Wednesday, April 30, 2014

But Not For Thee

I was wondering when this would happen.

In a novel legal attack on a state’s same-sex marriage ban, a liberal Protestant denomination on Monday filed a lawsuit arguing that North Carolina is unconstitutionally restricting religious freedom by barring clergy members from blessing gay and lesbian couples.

The lawsuit, filed in a Federal District Court by the United Church of Christ, is the first such case brought by a national religious denomination challenging a state’s marriage laws. The denomination, which claims nearly one million members nationwide, has supported same-sex marriage since 2005.

“We didn’t bring this lawsuit to make others conform to our beliefs, but to vindicate the right of all faiths to freely exercise their religious practices,” said Donald C. Clark Jr., general counsel of the United Church of Christ.

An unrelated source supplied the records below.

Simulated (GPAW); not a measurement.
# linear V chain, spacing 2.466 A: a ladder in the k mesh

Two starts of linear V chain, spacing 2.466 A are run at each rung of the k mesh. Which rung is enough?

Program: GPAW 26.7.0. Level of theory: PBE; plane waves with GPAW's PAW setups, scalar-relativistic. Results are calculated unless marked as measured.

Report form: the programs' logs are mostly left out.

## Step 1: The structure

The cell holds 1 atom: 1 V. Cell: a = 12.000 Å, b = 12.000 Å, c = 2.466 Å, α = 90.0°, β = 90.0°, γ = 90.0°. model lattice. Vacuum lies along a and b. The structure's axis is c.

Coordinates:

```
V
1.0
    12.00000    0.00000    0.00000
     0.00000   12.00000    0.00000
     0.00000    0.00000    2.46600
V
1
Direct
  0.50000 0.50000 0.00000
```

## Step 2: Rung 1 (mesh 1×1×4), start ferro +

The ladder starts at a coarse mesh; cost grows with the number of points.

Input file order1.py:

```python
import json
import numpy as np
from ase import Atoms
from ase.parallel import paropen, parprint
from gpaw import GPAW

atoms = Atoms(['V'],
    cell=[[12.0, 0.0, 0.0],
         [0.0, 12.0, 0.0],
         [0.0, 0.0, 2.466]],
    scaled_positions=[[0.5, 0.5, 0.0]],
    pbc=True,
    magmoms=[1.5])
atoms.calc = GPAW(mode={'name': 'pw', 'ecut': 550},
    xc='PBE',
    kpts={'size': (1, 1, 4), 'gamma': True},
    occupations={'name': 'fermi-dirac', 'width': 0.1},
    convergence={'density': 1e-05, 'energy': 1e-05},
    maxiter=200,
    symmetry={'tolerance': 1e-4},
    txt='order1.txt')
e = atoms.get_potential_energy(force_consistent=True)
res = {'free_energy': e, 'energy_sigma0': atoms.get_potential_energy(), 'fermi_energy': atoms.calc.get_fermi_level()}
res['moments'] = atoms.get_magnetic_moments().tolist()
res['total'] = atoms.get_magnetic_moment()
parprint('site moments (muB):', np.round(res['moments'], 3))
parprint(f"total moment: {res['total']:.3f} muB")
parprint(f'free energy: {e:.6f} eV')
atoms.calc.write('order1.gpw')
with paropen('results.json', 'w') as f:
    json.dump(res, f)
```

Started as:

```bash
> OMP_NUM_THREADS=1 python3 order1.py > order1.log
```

The denomination argues that a North Carolina law criminalizing the religious solemnization of weddings without a state-issued marriage license violates the First Amendment. Mr. Clark said that North Carolina allows clergy members to bless same-sex couples married in other states, but otherwise bars them from performing “religious blessings and marriage rites” for same-sex couples, and that “if they perform a religious blessing ceremony of a same-sex couple in their church, they are subject to prosecution and civil judgments.”

The United Church of Christ is joined in the case by a Lutheran priest, a rabbi, two Unitarian Universalist ministers, a Baptist pastor and several same-sex couples. They said the state’s marriage law “represents an unlawful government intervention into the internal structure and practices of plaintiffs’ religions.”

This has been one of the points about marriage equality that I’ve made here many times before: banning same-sex marriage violates the religious freedoms of a number of denominations, including the Quakers, who recognize and welcome all people and who perform same-sex marriage ceremonies.  (In the case of Quakers, it’s called “Meeting for Worship with a Concern for Marriage.”  Mazel tov.)  It’s about time someone took it seriously.

This did not sit well with the sniveling bigots.

But Tami Fitzgerald, executive director of the North Carolina Values Coalition, which opposes same-sex marriage, derided the legal action as “the lawsuit of the week filed by those who want to impose same-sex marriage on North Carolina.”

“It’s both ironic and sad that an entire religious denomination and its clergy who purport holding to Christian teachings on marriage would look to the courts to justify their errant beliefs,” Ms. Fitzgerald said in a statement. “These individuals are simply revisionists that distort the teaching of Scripture to justify sexual revolution, not marital sanctity.”

“Revisionist”?  Seriously?  The United Church of Christ is the descendent of the original colonists who came here in the 17th century to escape religious persecution, as did the Quakers.  In other words, to get away from people like Ms. Fitzgerald.

And who the hell is she or anyone else to sit in judgment on what exactly are someone else’s Christian teachings?  She and her group are perfectly happy to dictate religious terms to the rest of the world, secular or not, but not let anyone else inform the world that not all Christians are homophobic dictators.

7 barks and woofs on “But Not For Thee

  1. And Tami probably hasn’t noticed she’s imposing her values on the people of NC. *sigh* Rightwingers….case studies from a psych textbook.

  2. Not an “entire religious denomination” at all, Tami. Among those joining the suit were members of other congregations and a Rabbi. For what it’s worth, the UCC is the only religious body I’d consider joining. Problem is one would have to believe in god, but their moral stance is consistently admirable.

      • Might check it out. I’m not one for holding hands as is now done in the Episcopal service and hugging your seatmate. So awkward and forced. But the idea of sitting quietly does appeal as long as we don’t have to embrace (“Friends”?) . . . .

  3. “Revisionist”? Seriously?

    Seriously. Recall that these volk have no sense of history: the US History courses they like best start with Columbus (a paragraph or two involving jewels and boats and Indians), hop over Spanish/French/Dutch colonization and Jamestown and go straight to Plymouth, skip everything after that until 1773-6 (Boston Tea Party / Declaration of Independence), then take a line or two at 1787 and proceed directly to 1861. There’s no sense of the depth in their secular studies, and that matches their “faith” which presents itself as Eternal and True without the challenge of explaining that their interpretation of The Book comes from misreading Elizabethan English thirty years ago. Nuance is lost on them, as is the depth of time involved (one more reason that Creation Science is so popular: when the last century is An Awful Long Time Ago, the idea of 5 billion years is totally alien). To them Orthodoxy is “new” simply because they haven’t encountered it before.

    There are times I think the US needs its own Peace of Westphalia – because all the blood and misery of the Wars of the Reformation are too long ago for them to know about.